Data consistency is quite commonly heard both for MySQL like DBMS and big data. With the phrase “consistency”, in case of database systems, we want to refer towards meeting the requirement for any given database transaction. That is, any database transaction must only change affected data in allowed ways. For example, if we were storing a number in a database, only the numerical values are allowed. In other words – any data which will be written to the database must be valid maintaining all the defined rules of a particular system. However, data consistency is not a guarantee of correctness of the transaction in all ways. It is mostly for identifying any programming errors resulting in the violation.
A database can be said to be data consistent when the content under question does not give us the chance to infer a contradiction directly or indirectly. These conclusions are derived by keeping the database constraints specified in the database schema and any other inference rules in mind.
We can say that data that is consistent is the data which is formatted consistently. This makes the job of the people working with data easy simply because consistent data means that all the data can be handled in the same way. Also, data consistency when we have a weather dataset, in case of consistent data there will be no missing data such as of days/hours. In the case of data science, data inconsistency can render a useful data-set to completely unusable.

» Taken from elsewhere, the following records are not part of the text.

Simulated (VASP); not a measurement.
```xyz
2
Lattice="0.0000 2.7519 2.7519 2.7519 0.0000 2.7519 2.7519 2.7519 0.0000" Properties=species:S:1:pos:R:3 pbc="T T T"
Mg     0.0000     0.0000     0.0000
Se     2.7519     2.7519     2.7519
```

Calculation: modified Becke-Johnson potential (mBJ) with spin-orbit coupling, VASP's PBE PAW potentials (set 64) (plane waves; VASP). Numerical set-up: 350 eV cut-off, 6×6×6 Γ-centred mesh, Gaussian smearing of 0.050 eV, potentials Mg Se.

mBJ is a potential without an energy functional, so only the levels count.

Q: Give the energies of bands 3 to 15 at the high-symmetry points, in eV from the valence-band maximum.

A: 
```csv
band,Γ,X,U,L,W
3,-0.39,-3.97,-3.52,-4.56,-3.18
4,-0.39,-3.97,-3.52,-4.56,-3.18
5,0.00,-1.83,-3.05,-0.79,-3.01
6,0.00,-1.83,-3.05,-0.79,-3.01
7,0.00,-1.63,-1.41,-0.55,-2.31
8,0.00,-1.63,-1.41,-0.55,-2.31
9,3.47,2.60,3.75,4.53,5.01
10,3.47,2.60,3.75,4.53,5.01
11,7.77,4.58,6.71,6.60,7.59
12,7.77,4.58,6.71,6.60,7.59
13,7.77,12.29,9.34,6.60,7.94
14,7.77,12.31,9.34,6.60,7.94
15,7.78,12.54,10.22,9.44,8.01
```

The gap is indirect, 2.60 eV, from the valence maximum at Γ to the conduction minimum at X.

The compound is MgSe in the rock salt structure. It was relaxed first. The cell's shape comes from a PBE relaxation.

By definition, database transaction should be Atomic, Consistent, Isolated and Durable which makes the acronym ACID. A database transaction ideally should follow all-or-none law. That is, either the writing should be complete or nothing should be written. Consistency is a general term. All validation rules must be checked to ensure consistency. The entire transaction must be cancelled upon facing fault and the affected rows rolled back to their pre-transaction state.
That means, an ACID compliant database is not consistent while data is being written.